The following code is derived from an effecient string hashing function and seems to indicate a GCC compiler bug. This code has been compiled with g++ 2.95.3, 3.3.4 and 3.4.2 and behaves the same way in each case. But it behaves differently (and the way we would expect) when compiled with the Sun Forte C++ compiler. #include <iostream> int main(int argc, char** argv) { // Round address up to integral multiple const char* pc = argv[1]; pc += 3; pc = reinterpret_cast<const char*>(reinterpret_cast<unsigned>(pc) & ~3); // Treat as pointer to unsigned, display address, and value const unsigned int* pui = reinterpret_cast<const unsigned int*>(pc); std::cout << " pui=" << (void*)pui << " *pui=" << std::hex << *pui << std::endl; // Treat as pointer to unsigned char, display address const unsigned char* puc = reinterpret_cast<const unsigned char*>(pc); std::cout << "puc (before)=" << (void*)puc << std::endl; // Obtain value by shift and OR unsigned int uint = *puc++ << 24 | *puc++ << 16 | *puc++ << 8 | *puc++; // Display address and value std::cout << "puc (after)=" << (void*)puc << " uint=" << uint << std::endl; return 0; } Output when compiled with Forte C++: ./testf abcdef pui=ffbeea14 *pui=61626364 puc (before)=ffbeea14 puc (after)=ffbeea18 uint=61626364 Output when compiled with GCC: ./testg abcdef pui=0xffbeea14 *pui=61626364 puc (before)=0xffbeea14 puc (after)=0xffbeea15 uint=61616161 The pointer value, puc, is only incremented once (instead of 4 times). We are trying to work around this problem, but other implementations produce slower code and speed is important here. g++ -v Reading specs from /ldatae/gnu/gcc-3.3.4/bin/../lib/gcc-lib/sparc-sun-solaris2.8/3.3.4/specs Configured with: ../gcc-3.3.4/configure --prefix=/volws/pmd25/ldatae/gnu/gcc-3.3.4 --enable-shared --enable-threads --enable-cpp --enable-languages=c++ --with-gnu-as --with-as=/volws/pmd25/ldatae/gnu/gcc-3.3.4/bin/as --with-gnu-ld --with-ld=/volws/pmd25/ldatae/gnu/gcc-3.3.4/bin/ld --host=sparc-sun-solaris2.8 Thread model: posix gcc version 3.3.4
I also tried this code on Red Hat Linux with GCC 3.2.2: ./a.out abcdef pui=0xbffffa28 *pui=66656463 puc (before)=0xbffffa28 puc (after)=0xbffffa2c uint=63636363 Here the address is being incremented 4 times but the result still only consists of the firt byte (taking into account the endian differences) repeated 4 times. g++ -v Reading specs from /usr/lib/gcc-lib/i386-redhat-linux/3.2.2/specs Configured with: ../configure --prefix=/usr --mandir=/usr/share/man --infodir=/usr/share/info --enable-shared --enable-threads=posix --disable-checking --with-system-zlib --enable-__cxa_atexit --host=i386-redhat-linux Thread model: posix gcc version 3.2.2 20030222 (Red Hat Linux 3.2.2-5)

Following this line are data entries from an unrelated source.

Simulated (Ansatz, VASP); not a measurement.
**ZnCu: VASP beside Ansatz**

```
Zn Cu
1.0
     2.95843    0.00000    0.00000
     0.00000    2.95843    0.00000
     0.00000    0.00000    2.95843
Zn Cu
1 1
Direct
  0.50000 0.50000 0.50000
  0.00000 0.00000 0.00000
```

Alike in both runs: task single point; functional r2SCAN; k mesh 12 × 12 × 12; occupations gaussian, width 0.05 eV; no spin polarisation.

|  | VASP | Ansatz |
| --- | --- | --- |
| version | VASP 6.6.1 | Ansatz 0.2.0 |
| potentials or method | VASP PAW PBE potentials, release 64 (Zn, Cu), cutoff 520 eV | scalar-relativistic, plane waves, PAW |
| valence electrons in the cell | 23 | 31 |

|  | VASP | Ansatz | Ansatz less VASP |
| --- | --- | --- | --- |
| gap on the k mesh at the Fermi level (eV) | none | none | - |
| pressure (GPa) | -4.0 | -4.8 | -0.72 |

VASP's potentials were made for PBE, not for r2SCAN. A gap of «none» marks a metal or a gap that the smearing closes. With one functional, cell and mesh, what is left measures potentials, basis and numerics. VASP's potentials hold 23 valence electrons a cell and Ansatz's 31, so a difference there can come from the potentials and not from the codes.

*puc++ << 24 | *puc++ << 16 | *puc++ << 8 | *puc++ That statement is undefined because puc++ can happen in any order.
Reopen ...
... to mark as (yet another) duplicate of PR 11751. *** This bug has been marked as a duplicate of 11751 ***
(In reply to comment #2) > *puc++ << 24 | *puc++ << 16 | *puc++ << 8 | *puc++ > > That statement is undefined because puc++ can happen in any order. OK, I guess the Standard allows for this, but there are still 2 points to be made: 1) Why is the value of puc only incremented once instead of 4 times? That still seems like a bug. 2) This works as I had expected: --puc; unsigned int uint = *++puc << 24 | *++puc << 16 | *++puc << 8 | *++puc; output: ./testg2 abcdefgh pui=0xffbeea18 *pui=64656667 puc (before)=0xffbeea18 puc (after)=0xffbeea1b uint=64656667 which seems inconsistent since the preincrement can also happen in any order.
As for question 1) The standard says that the result is undefined, i.e. the compiler can do whatever it pleases. That includes doing one of the increments, four in the same order in which the appear left to right, four in the reverse order, etc. It isn't a bug, but an opportunity the standard leaves to the compiler writers to implement optimizations. As for 2) the result is still undefined, and the fact that you get what you expect can be attributed to luck. W.
(In reply to comment #6) > As for question 1) The standard says that the result is undefined, i.e. > the compiler can do whatever it pleases. That includes doing one of > the increments, four in the same order in which the appear left to > right, four in the reverse order, etc. It isn't a bug, but an opportunity > the standard leaves to the compiler writers to implement optimizations. Regardless of the order that the increment is done in this statement, I would expect it to be done 4 times (not only once) by the time the statement ends. > > As for 2) the result is still undefined, and the fact that you get what > you expect can be attributed to luck. I can accept this, I guess, if nothing in the Standard says the undefined behavior must be consistent.
(In reply to comment #7) > (In reply to comment #6) > > As for question 1) The standard says that the result is undefined, i.e. > > the compiler can do whatever it pleases. That includes doing one of > > the increments, four in the same order in which the appear left to > > right, four in the reverse order, etc. It isn't a bug, but an opportunity > > the standard leaves to the compiler writers to implement optimizations. > > Regardless of the order that the increment is done in this statement, I would > expect it to be done 4 times (not only once) by the time the statement ends. To be very clear here I should have said "incremented by 4, not just by 1". Sorry.
Your expectations are at odds with what the standard allows compilers to do. You will have to modify your code to get what you want. W.